8. The principle as has been laid down by the Apex

Court in Bhagwant Singh(supra) for the situation

that may arise before a Magistrate on receipt of

report forwarded by the Officer-in-Charge of Police

Station under sub-section (2)(i) of Section 173 is

extracted as under:-

"one of two different situations may arise. The report may conclude that an offence appears to have been committed by a particular persons and in such a case, the Magistrate may do one of three things: (1) he may accept the report and take cognizance of the offence and issue process or (2) he may disagree with the report and drop the proceeding, or (3) he may direct further investigation under sub-section (3) of Section 156 and require the police to make a further report. The report may on the other hand state that, in the opinion of the police, no offence appears to have been committed and where such a report has been made, the Magistrate again has an option to adopt one of three courses: (1) he may accept the report and drop the proceeding or (2) he may disagree with the

report and taking the view that there is sufficient ground for proceeding further, take cognizance of the offence and issue process or (3) he may direct further investigation to be made by the police under sub-section (3) of Section 156."

It is, therefore, very clear that the Court

receiving the police report U/S. 173 has three

alternative options in the aforesaid two situations.

One is when the police submits charge sheet against

the accused persons and other is when the police

submits final report on account of not finding any

prima facie materials against the accused persons. In

both the situations, the Magistrate has power to

agree or disagree with the police report and to adopt

one of the options as provided alternatively, but while

dropping a proceeding against the accused persons

on receipt of the police report, the Magistrate has to

give a notice to the informant and if the informant so

desires, he/she has to be heard before dropping the

proceeding. Additionally, Section 319 of the Code of

Criminal Procedure, 1973 confers power to proceed

against other persons appearing to guilty of offences.

9. On coming back to the contention of O.P. Nos.

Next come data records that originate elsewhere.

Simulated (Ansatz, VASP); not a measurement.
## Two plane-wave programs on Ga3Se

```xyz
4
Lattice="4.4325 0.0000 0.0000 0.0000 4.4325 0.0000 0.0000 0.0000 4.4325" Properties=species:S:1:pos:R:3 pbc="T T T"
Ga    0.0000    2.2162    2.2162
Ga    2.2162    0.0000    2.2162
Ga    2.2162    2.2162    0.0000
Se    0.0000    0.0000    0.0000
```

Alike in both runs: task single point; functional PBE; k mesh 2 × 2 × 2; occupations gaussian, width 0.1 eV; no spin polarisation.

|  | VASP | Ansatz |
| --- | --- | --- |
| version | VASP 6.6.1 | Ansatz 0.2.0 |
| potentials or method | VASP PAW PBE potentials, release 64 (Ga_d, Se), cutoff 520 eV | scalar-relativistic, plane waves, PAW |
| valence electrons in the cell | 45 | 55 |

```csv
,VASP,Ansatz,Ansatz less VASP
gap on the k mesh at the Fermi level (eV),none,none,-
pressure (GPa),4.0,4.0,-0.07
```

2 to 12, experience shows that in large number of

cases of matrimonial disputes, the offence U/S. 498-A

of IPC is grossly misused against the in-laws in the

society to harass them with rigmarole of the trial

procedure and sometimes those relatives who might

not have met the woman (bride) or do not live with

her are also roped in by way of omnibus/general

allegation which in common parlance means that

allegation leveled on all the accused persons are the

same or general which is a situation wherein one fails

to ascertain the role played by each accused for

committing offence. In such situation the very object

and purpose of Section 498-A of IPC which is meant

to prevent cruelty inflicted upon a woman by her

husband or in laws, are defeated, when the penal

section is used to settle once personal vendetta

against the husband and his relatives.

10. In this regard this Court considers it profitable

to refer to the decision in Kahkashan Kausar @

Sonam Vrs. State of Bihar; (2022) 6 SCC 599

wherein the Apex Court while considering general and

omnibus allegations in matter relating to dowry death

and cruelty has reminded the duty of the Court as

follows:-

"The Courts should be careful in proceeding against the distant relatives in crimes pertaining to matrimonial disputes and dowry deaths. The relatives of the husband should not be roped in on the basis of omnibus allegations unless specific instances of their involvement in the crime are made out."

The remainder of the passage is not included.